Access to buckets on AWS and GCP from local computers #22

consideRatio · 2023-01-26T19:27:47Z

We provide storage buckets for users to write to and setup credentials for them within the user servers started on the hubs. But, what if they want to upload something to those hubs from their local computer or similar - then how do they acquire permissions to do so?

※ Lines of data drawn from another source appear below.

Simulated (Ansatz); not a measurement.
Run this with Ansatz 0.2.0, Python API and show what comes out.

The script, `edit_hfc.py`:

@scottyhq has developed scottyhq/jupyter-cloud-scoped-creds but that currently has support for AWS S3 buckets but not for GCP buckets.

Work items

Trial scottyhq/jupyter-cloud-scoped-creds with an AWS S3 bucket
Figure out how to do the same against GCP buckets
Resovled by Add subcommand for GCP scottyhq/jupyter-cloud-scoped-creds#2 (comment).
Figure out what credentials is extracted, are they temporary or long term?
This should be documented as well, and it would be very good if they are just temporary compared to long term re-usable.
We rely on GCP's workload identity, and AWS's IRSA, which are mechanisms to couple a k8s ServiceAccount with cloud provider credentials.
Resolved by Add subcommand for GCP scottyhq/jupyter-cloud-scoped-creds#2 (comment) - they are "short lived" and valid for one hour.
Upstream the equivalent for GCP buckets
Document use of scottyhq/jupyter-cloud-scoped-creds for AWS and GCP buckets
Communicate progress to Julius in https://2i2c.freshdesk.com/a/tickets/387 and Arpita in https://2i2c.freshdesk.com/a/tickets/322

User requests

Maybe related

Support sending requestor pays access to any S3 bucket infrastructure#1980

Then, yes is the answer you seek I think. You can still extract temporary cloud credentials from a hub at 2i2c, this ought to be independent of where you extract them to. And then, these can be used from a terminal on a HPC system using the aws or gcloud cli, or for example at least google's Python cloud storage client.

jbusecke · 2023-02-13T19:38:08Z

That sounds good. Is there a preliminary implementation of this?We have a few time sensitive tasks which include some form of "upload from HPC" task. Happy to test drive stuff.

consideRatio · 2023-02-13T19:47:45Z

Is there a preliminary implementation of this?We have a few time sensitive tasks which include some form of "upload from HPC" task. Happy to test drive stuff.

If you can verify this workflow @jbusecke, it would be helpful!

Install gcloud (google-cloud-sdk) in the user image you use if its not already installed
Start a user server, enter a terminal, and run: gcloud auth print-access-token
Use the generated token like described in Add subcommand for GCP scottyhq/jupyter-cloud-scoped-creds#2 (comment) from a HPC terminal with gcloud storage cp or similar.

Note that the token lasts for one hour, and that if you re-run the print-access-token command, it will rely on a previous cache I think so it will be one hour since initial generation unless you clear the cache from somewhere in the home folder.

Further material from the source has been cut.